Launching a major offensive at Ypres would be much more difficult and the planned British attack faced massive problems. The Germans held virtually all of the high ground surrounding the town and had constructed some of the strongest defences on The Western Front. There were multiple layers of defences, consisting of trenches, breastworks, fortified shell holes, barbed wire, concrete bunkers, dugouts and machine gun pill boxes. In addition to this the area had been totally devastated by over three years of fighting. The ground was a mass of shell holes and the drainage systems, built in the area over centuries, had been destroyed. The area was notorious for wet weather and any rain would turn the battlefield into a quagmire.
The British attack on 31st July 1917, which began The Third Battle of Ypres, had been preceded by an artillery bombardment of 15 days in which four million shells were fired. The attack was also supported by 136 tanks. Though there was some success, particularly the capture of The Pilkem Ridge, the attack made little progress and casualties soon began to mount. Rain began to pour down, the Germans began a massive artillery bombardment against the attacking troops and the battlefield turned into a sea of mud. Haig was, however, determined to press on.

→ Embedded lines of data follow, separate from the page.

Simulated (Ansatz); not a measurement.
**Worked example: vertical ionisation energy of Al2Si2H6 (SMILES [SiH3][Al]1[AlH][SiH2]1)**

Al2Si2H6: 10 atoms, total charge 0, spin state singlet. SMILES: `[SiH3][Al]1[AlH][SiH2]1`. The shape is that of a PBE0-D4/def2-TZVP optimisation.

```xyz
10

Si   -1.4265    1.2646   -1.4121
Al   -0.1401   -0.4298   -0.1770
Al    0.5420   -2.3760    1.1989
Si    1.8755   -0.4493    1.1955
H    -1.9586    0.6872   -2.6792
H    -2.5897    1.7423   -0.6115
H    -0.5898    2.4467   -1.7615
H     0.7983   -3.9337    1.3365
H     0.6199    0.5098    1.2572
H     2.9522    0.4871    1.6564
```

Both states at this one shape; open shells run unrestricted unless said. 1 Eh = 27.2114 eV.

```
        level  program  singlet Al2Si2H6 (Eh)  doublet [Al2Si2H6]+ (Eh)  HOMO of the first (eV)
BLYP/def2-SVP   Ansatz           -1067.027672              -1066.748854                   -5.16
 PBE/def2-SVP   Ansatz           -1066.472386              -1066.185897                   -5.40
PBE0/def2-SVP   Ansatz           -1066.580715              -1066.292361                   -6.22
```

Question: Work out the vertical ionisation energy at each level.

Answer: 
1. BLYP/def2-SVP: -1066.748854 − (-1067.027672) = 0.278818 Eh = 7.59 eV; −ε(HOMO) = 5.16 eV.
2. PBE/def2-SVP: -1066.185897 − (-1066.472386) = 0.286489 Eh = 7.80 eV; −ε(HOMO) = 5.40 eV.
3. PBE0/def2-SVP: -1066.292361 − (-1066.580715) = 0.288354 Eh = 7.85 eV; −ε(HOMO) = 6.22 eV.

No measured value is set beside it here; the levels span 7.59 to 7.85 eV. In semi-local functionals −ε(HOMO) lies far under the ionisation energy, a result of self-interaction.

The conditions made getting men and supplies to the front enormously difficult and conditions became appalling. Men often went straight into action after wading through mud for hours to get to their trenches. The difficulty in getting across No Man’s Land meant that the artillery barrage often moved on ahead of the attacking troops struggling through mud, leaving them exposed to machine guns. Wounded soldiers who had crawled into shell holes drowned as they filled with water.
August saw little success, but in September the Germans were pushed back yard by yard. Battles took place to gain objectives whose names became unforgettable; The Menin Road, Polygon Wood, Gheluvelt, Broodseinde. Each side suffered heavy casualties from the intense artillery bombardments that preceded each British attack and each German counter attack. By October pressure was mounting on Haig to end the offensive, but he was convinced that one more blow would see German resistance break. In October and November the final battles took place for the high ground around Passchendaele. The site of the village, which by now had completely ceased to exist, was captured by Canadian troops on 10th November.
The Battle of Passchendaele (Third Battle of Ypres) has shaped many people’s image of World War 1. It is an image of soldiers wallowing in mud, fighting in impossible conditions and making pointless sacrifice on a massive scale. The British army lost 70,000 dead and 170,000 wounded and the German army lost a similar number. It is difficult to see what the battle achieved; there was no breakthrough and although battered, the German army was well capable of continuing the war as 1918 was to show.